Removal of the dispenser assembly 50 from housing 22 allows service personnel to grip upper end 74 of container 54 while grasping handle 48 associated with lower end of carriage 52 to effectuate extrication or removal of the spent or consumed container 54 from sleeve 90, when employed, and carriage 52 during replacement or replenishment of the air treatment media or reconditioning of the discrete dispenser assemblies 50. It is further appreciated that empty or previously deployed containers 54 can be any of recycled, repurposed with other treatment media, or simply discarded. It is further appreciated that, when reconditioned or otherwise having a new or full container 54 associate with carriage 52, user translation of container 54 toward carriage 52 and the dispenser orientation 67 as shown in Fig. 9 can be effectuated by the user while the dispenser assembly 50 is removed from housing 22.
Alternatively, it is appreciated that the recently replaced container 54 be associated with carriage 52 and maintained in the unopened or sealed configuration until such time as the dispenser assembly 50 is introduced to housing 22. That is, it is envisioned that introduction of dispenser assembly 50 to housing 22 effectuate the translation of container 54 relative to carriage 52 between the first and second orientations 65, 67 shown in Figs. 8 and 9, respectively, as tangs 57 approach engagement with detents 44 associated with support 38. That is, it is envisioned that the interior facing surface of cover 24 or base 26 can be constructed to interact with container 54 such that upward translation of carriage 52 relative to housing 22 when a full container 54 is associated therewith effectuates the necessary translation of container 54 relative to carriage 52 to effectuate perforation of the seal 108 associated therewith.

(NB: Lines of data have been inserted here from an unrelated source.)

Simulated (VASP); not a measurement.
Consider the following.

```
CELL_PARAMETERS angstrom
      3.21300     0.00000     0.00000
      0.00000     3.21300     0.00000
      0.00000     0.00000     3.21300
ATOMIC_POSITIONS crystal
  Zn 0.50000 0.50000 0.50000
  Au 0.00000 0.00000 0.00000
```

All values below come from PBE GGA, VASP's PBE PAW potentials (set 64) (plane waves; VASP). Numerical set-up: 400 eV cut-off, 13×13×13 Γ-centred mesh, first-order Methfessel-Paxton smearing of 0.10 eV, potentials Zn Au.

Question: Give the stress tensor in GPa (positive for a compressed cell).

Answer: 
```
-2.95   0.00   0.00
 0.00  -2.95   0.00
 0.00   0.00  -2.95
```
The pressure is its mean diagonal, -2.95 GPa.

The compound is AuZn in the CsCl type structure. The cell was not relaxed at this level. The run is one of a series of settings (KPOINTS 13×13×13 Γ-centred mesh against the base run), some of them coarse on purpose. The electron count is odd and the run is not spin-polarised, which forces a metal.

Regardless of the methodology employed to effectuate opening of the discrete containers, volume or cavity 102 of container 54 associated with media 104 is preferably sized to provide suitable air treatment conditioning for a period of at least 30 days and more preferably 60 or more days from introduction of a full container 54 until consumption of the media 104 associated therewith.
Although specific embodiments of the media delivery system 20 and dispenser assembly 50 are illustrated in the drawings and discussed above, it is understood that the size and shape of the media delivery system 20 and dispenser assembly 50 may vary to accommodate various volumes of the cavity 102 within the container 54 of the respective media dispensing system 20. That is to say that the media dispensing or delivery system 20 and dispenser assembly 50 described above and shown in Figs. 1-12 may be provided with a volume or cavity that is sufficient to retain and dispense various volumes of treatment media, all of which are considered will within the scope of the present invention.
Further, the invention may be implemented in a variety of configurations, using certain features or aspects of the embodiments described herein and others known in the art. Thus, although the invention has been herein shown and described in what is perceived to be the most practical and preferred embodiments, it is to be understood that the invention is not intended to be limited to the specific features and embodiments set forth above. Rather, it is recognized that modifications may be made by one of skill in the art of the invention without departing from the spirit or intent of the invention and, therefore, the invention is to be taken as including all reasonable equivalents to the subject matter of the appending claims.
A passive fragrance dispenser assembly comprising:
a carriage that extends along a longitudinal axis;
a cartridge that defines a cavity configured to contain an amount of an air treatment media and which slideably cooperates with the carriage; and
a barb defined by the carriage and oriented to pierce a seal associated with the cartridge to allow egress of the air treatment media from the cartridge in response to axial translation of the cartridge relative to the carriage and the barb.
2. The passive fragrance dispenser assembly of claim 1 wherein the barb includes a plurality of ridges and a plurality of channels that extend in respective radial directions relative to the plurality of ridges.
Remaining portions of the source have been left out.